How many slides must a man present before he must stop and vent?

Lately, I’ve become bored with creating and giving presentations. (I know, you’re thinking, “what took you so long?”) People in the office say I’m good at it, and I’ve certainly done enough to feel comfortable and competent, but after a while, it just gets old. So I decided to try a different approach.

I’ve been reading Presentation Zen for a while, and I’ve been interested in typography for a long while. After fumbling around with some ideas myself, I found this 18-month old post on PZ about the Takahashi Method and the Lessing Style of presentation, which led me to this inspiring (in form if not in content) preso by Dick Hardt, which led me to try some radically minimal slides in a recent presentation to one of the product teams on the theme of “What is Corporate Communication?” Here are some samples:

It was a rush job and certainly not my best work in sides or in delivery,

but I got my message across and was at least as interesting and engaging as the other presenters

I used 55 slides for a 15-minute time slot, and I think there was time to spare.

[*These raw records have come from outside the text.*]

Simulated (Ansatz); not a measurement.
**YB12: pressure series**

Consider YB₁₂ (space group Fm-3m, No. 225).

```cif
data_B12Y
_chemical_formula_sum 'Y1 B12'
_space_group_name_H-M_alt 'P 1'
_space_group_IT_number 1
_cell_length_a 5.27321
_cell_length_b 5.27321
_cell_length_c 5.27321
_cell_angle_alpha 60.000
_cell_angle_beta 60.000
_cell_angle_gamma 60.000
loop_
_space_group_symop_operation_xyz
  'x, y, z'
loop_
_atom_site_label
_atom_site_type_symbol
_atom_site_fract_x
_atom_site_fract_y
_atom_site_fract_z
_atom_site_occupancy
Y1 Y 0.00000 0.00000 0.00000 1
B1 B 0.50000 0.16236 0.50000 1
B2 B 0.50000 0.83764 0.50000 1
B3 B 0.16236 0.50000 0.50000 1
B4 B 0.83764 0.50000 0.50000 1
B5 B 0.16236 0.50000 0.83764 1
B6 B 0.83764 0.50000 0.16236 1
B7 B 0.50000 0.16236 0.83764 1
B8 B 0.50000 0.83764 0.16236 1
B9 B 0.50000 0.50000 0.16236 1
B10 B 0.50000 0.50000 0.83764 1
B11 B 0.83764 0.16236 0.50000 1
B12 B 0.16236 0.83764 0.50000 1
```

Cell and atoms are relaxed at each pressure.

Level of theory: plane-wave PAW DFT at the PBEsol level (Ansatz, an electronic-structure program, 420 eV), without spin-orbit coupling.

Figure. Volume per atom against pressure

As the number of slides goes up and the time you spend on each goes down, the slides almost merge into a flip-book or a film. I wonder if in the future, more and more presentations will be more like movies or flash animations that run while the presenter talks?

It makes you think of D.A. Pennebaker’s Bob Dylan proto-music-video for Subterranean Homesick Blues from his film Don’t Look Back. Maybe I’ll do a preso like that some day.